Beyond recidivism: holistic rationales for prison education

Many stakeholders ascribe to the whole-person approach to education, looking at the personal benefits that can be derived from increased educational attainment. While the majority of studies are concerned with recidivism rates, there are other studies that look at more intrinsic factors in measuring the impact of education programmes. The upcoming section will look at the various theories and pieces of literature that support the provision of education in prisons, supporting the more “whole-person” focus of education and looking beyond the acquisition of rehabilitative skills to the other benefits that it can foster (Mezirow, 1991)

Opportunity theory

It is accepted by most criminologists that a majority of crimes are carried out by the poor, undereducated, disenfranchised members of society who have not had the same viable opportunities for legitimate economic success as most (Warner, 2009). This thinking finds its origins in strain theory (Merton, 1938), which suggests that social structures within society may actually foster crime by holding out the same goals to all members of society without each person having equal means of achieving them. Education, and particularly third-level education, is seen as the means of providing these opportunities of equality and social mobility in areas such as employment, further education and access to services in society for example (Nie et al., 1996; Ubah and Robinson, 2003). Society itself places an “inherent value” on the acquisition of knowledge and skills (Eikeland et al., 2009). In an increasingly meritocratic society, those who are educated are often seen as having a greater status in society. Education is also seen to be one of the most significant predictors of social capital (Putnam, 1995,

2000; Brehm and Rahn, 1997; Helliwell and Putnam, 2007; Huang et al., 2009). Those in possession of more social capital tend to be able to identify and pursue greater opportunities that in turn foster the growth of social capital in a cyclical fashion (Nie et al., 1996). It may be that social capital is a link between education and the creation of opportunities within society: Those who are able to either maintain or increase their social capital while in prison are best placed to then identify and act upon opportunities when they arise after release.
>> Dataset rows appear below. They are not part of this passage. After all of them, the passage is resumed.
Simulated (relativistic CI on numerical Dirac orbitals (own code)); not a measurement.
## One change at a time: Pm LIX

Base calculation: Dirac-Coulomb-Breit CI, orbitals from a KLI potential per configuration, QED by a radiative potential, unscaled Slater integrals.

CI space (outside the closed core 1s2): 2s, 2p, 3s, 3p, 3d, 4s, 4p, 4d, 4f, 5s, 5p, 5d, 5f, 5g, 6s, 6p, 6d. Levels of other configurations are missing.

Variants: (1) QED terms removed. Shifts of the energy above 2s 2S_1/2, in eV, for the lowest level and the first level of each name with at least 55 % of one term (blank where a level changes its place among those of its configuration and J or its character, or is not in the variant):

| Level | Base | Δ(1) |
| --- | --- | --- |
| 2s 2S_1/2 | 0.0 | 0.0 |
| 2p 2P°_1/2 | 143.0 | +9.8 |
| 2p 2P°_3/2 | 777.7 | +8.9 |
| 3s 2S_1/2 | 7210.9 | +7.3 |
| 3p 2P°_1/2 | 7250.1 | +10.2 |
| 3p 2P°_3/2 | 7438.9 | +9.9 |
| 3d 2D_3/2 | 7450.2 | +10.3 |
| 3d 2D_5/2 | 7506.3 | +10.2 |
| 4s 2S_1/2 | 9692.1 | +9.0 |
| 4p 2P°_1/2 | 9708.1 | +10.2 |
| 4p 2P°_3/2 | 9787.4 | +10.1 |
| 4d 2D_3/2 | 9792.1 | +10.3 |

Therefore, the education of prisoners is important in ensuring that they can maximise their role and place in society when they are released by developing the whole person (Eikeland et al., 2009). Participation in prison education provides a person with a chance to increase their opportunities when released from prison. For example, Tewksbury and Stengel (2006) found that 35% of the academic participants and 53% of a cohort taking part in vocational education in prison believed that these academic education programmes would help them get a job when released. Furthermore, in the United States the Select Committee on Narcotics Abuse and Control (1993) reported that 70% of inmates interviewed stated that their main reason for participation in prison education was their interest in self-improvement and in giving themselves the best chance of success when they were released. Porporino and Robinson (1992) reported that 79% of the released prisoners in their study were in full-time employment and most of these had found a job within one month of their release from prison. Thirty percent of the interviewed prisoners felt that their ABE acquired skills had helped them a great deal in seeking employment (Porporino and Robinson, 1992). Various other studies have demonstrated a link between prison education and greater employment levels (Fabelo, 2002; Vacca, 2004; Ellison et al., 2017) and educational uptake after release from prison, showing the various pathways and opportunities that education can foster.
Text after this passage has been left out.